One of the lesser-known 3d printing technologies is sheet lamination, sometimes also known as laminated object manufacturing (LOM). It is considered additive because one sheet of material is bound to another in a layer-by-layer process. The LOM process fused layers (usually of paper with a binding agent) using heat and/or pressure to bind the layers together. Like sheet lamination, a laser or a cutting blade removed excess material to achieve the final shape.

This technology was primarily used for prototyping or “look and feel” proofs of a design. Because of the binding agents, parts often had wood-like properties and could be sanded and painted. One drawback of this technology is that material waste can be high, depending on the object design.

One of the early developers of this technology was Solido, but the company is no longer is business. An Ireland-based company, Mcor Technologies Ltd developed a variation of the lamination process, but the company also seems to be no longer in business. At one point, EnvisionTEC offered a lamination system, but it no longer does so.

The main company left in this part of the industry is Fabrisonic with its variation on LOM using ultrasonics. Known as Ultrasonic manufacturing (UAM), this company works with metals rather than paper materials.

UAM is ultrasonic welding on a semi-continuous basis where solid metal objects are built up to a three-dimensional shape through a succession of welded metal tapes. Periodic machining operations deliver detailed features and form into the object until a final geometry is created.

The technology behind ultrasonic metal welding has been around since the 1950’s. An ultrasonic weld operation begins by pressing a thin metal foil onto another metal component. While under a constant force, ultrasonic vibrations are applied to cause a scrubbing motion of the mating faces. This shearing motion cleans off surface oxides through friction, then allows direct contact of pure metal on pure metal. This process results in a solid-state atomic bond with minimal heating. Ultrasonic welding can be accomplished at very low temperature and without special environments. In aluminum for example, this peak temperature is always below 250 °F.

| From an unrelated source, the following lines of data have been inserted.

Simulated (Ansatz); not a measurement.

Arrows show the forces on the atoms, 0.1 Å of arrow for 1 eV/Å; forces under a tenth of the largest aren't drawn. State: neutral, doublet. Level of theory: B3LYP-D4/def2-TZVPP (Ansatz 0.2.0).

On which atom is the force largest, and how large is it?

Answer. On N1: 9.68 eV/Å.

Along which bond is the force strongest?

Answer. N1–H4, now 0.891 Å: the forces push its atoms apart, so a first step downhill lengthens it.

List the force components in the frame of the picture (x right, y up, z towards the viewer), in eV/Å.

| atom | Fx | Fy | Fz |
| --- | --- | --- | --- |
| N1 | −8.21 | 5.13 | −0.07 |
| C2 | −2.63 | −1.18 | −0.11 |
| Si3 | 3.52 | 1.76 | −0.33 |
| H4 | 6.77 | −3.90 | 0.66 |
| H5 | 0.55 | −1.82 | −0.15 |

The solid-state nature is a key advantage of UAM as it:
–Protects material properties of the incoming feedstock. Since the materials are only slightly heated, the materials do not experience changes in grain size, precipitation reactions, or phase changes. The properties of the incoming feedstock are the same as the properties of the final part. Metal foils are widely available on the open market for prices approaching that of billet.

–Creates bonds between dissimilar metals without creating an undesirable brittle metallurgy. This capability differentiates UAM from fusion based processes and enables the machine to print engineered materials with custom material properties or properties to match an existing component. For instance, layers of Molybdenum and Invar can be printed into an aluminum heat exchanger to match the CTE of a mounted electronic circuit.

–Embed temperature sensitive components in solid metal parts. Many electronic components including microprocessors, sensors, and telemetry have been successfully embedded in solid metal parts using UAM. The low-temperature bond allows delicate components to embed into solid metal without the damage incurred incomparable fusion based additive processes.